Anti-Surveillance Activists Destroy Flock Camera in Michigan, Call for Wider Sabotage Campaign
Executive Summary
An anonymous anarchist group has claimed responsibility for destroying a Flock Safety surveillance camera in Washtenaw County, Michigan, through a communiqué posted on the anarchist media site Unsalted Counter Info. The post not only justifies the act as a stand against “state surveillance” but openly urges others to replicate similar attacks across southeastern Michigan. The incident mirrors recent anti-surveillance sabotage in Minneapolis and Philadelphia, suggesting the spread of a coordinated, decentralized campaign targeting AI-powered policing infrastructure across North America.
Key Judgments
1. The Washtenaw County camera destruction reflects a growing anti-surveillance sabotage network spreading across the U.S. under shared ideological and operational frameworks.
Evidence: The Unsalted Counter Info post uses language and framing nearly identical to communiqués from the “Camover 2025” and “Capture the Flock” movements, which have claimed responsibility for disabling cameras in Minneapolis, Philadelphia, and Montreal. The group directly references zines such as Birds of a Feather, known to circulate within anti-surveillance circles as a tactical guide to targeting Flock devices.
2. The public call for others to “take down cameras” signals a deliberate effort to incite coordinated copycat actions in Michigan and beyond.
Evidence: The communiqué explicitly challenges others in “South East so-called Michigan” to destroy additional surveillance infrastructure, framing it as a collective defense against “settler colonial” policing. This rhetorical appeal parallels prior anarchist calls to action that catalyzed waves of property destruction and arson under shared ideological branding.
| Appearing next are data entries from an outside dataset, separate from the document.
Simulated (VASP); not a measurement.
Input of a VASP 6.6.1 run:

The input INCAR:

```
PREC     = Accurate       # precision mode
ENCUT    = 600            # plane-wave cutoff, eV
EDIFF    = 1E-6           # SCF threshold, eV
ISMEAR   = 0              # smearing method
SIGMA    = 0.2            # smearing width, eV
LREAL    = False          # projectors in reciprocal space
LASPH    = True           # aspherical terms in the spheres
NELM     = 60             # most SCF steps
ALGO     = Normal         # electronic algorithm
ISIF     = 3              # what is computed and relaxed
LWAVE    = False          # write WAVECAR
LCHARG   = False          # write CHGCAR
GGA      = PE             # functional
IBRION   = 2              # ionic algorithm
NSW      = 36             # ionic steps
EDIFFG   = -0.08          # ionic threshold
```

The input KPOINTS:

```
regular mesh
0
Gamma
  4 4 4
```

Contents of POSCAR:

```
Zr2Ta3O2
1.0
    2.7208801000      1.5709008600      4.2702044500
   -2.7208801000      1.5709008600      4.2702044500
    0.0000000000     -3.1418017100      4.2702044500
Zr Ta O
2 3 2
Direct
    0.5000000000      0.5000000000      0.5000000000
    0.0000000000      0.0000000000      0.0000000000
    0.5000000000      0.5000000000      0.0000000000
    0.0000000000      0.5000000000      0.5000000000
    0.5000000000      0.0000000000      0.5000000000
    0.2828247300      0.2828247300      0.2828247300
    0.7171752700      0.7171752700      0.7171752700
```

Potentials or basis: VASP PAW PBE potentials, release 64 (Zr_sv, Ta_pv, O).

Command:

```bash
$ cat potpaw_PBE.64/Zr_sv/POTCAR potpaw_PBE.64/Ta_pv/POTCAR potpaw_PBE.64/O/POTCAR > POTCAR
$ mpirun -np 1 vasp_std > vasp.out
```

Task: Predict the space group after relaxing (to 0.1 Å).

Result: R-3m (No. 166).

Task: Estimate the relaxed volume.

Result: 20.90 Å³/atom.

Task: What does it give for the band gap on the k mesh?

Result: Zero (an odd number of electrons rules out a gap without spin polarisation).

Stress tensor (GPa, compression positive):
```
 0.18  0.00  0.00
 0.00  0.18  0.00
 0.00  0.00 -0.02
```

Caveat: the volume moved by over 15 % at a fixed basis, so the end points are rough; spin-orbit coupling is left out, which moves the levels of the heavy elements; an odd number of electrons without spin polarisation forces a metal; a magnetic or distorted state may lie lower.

3. The incident demonstrates the operational confidence and low-barrier tactics driving the resurgence of anarchist infrastructure sabotage campaigns.
Evidence: The post emphasizes the simplicity of the attack—“a few friends, a plan, and a little bit of bravery”—while offering moral encouragement for replication. The casual tone, coupled with references to secure communication tools and educational zines, reflects the same instructional style used in other anarchist “how-to” communiqués that merge activism with propaganda.
Analysis
The Washtenaw County Flock camera destruction marks the arrival of a broader anti-surveillance campaign in the Midwest, connecting local acts of vandalism to a national trend of anarchist sabotage targeting automated policing technologies. Groups aligned with this movement frame Flock Safety’s AI-driven license plate readers as extensions of carceral and colonial systems, positioning direct action as both resistance and community defense.
The Unsalted Counter Info communiqué follows a familiar operational and rhetorical pattern: anonymity through encrypted submission portals, justification grounded in anti-colonial and abolitionist ideology, and explicit encouragement for others to act. Such statements function as both incident reports and propaganda, normalizing criminal damage as legitimate political participation. The use of accessible language and emphasis on ease of execution lowers the threshold for participation, enabling a diffusion of tactics among ideologically aligned but decentralized actors.
Recent cases in Minneapolis and Philadelphia suggest that these incidents are not isolated vandalism but coordinated expressions of a broader anarchist project opposing “smart city” surveillance. The recurring references to Flock Safety—one of the fastest-growing surveillance vendors in the U.S.—indicate a strategic targeting of visible, symbolically charged infrastructure. The convergence of environmental, abolitionist, and anti-tech movements under campaigns like “Camover 2025” and “Capture the Flock” provides a shared ideological and tactical base for continued operations.
For municipal security and corporate partners, these developments present escalating risks. Flock Safety’s distributed camera networks are physically vulnerable and difficult to defend at scale. Copycat attacks could spread rapidly, producing financial losses, data disruption, and reputational challenges for local governments and private clients relying on the systems. Law enforcement should anticipate a potential cluster of similar incidents in Michigan and neighboring states as anti-surveillance activists mobilize online.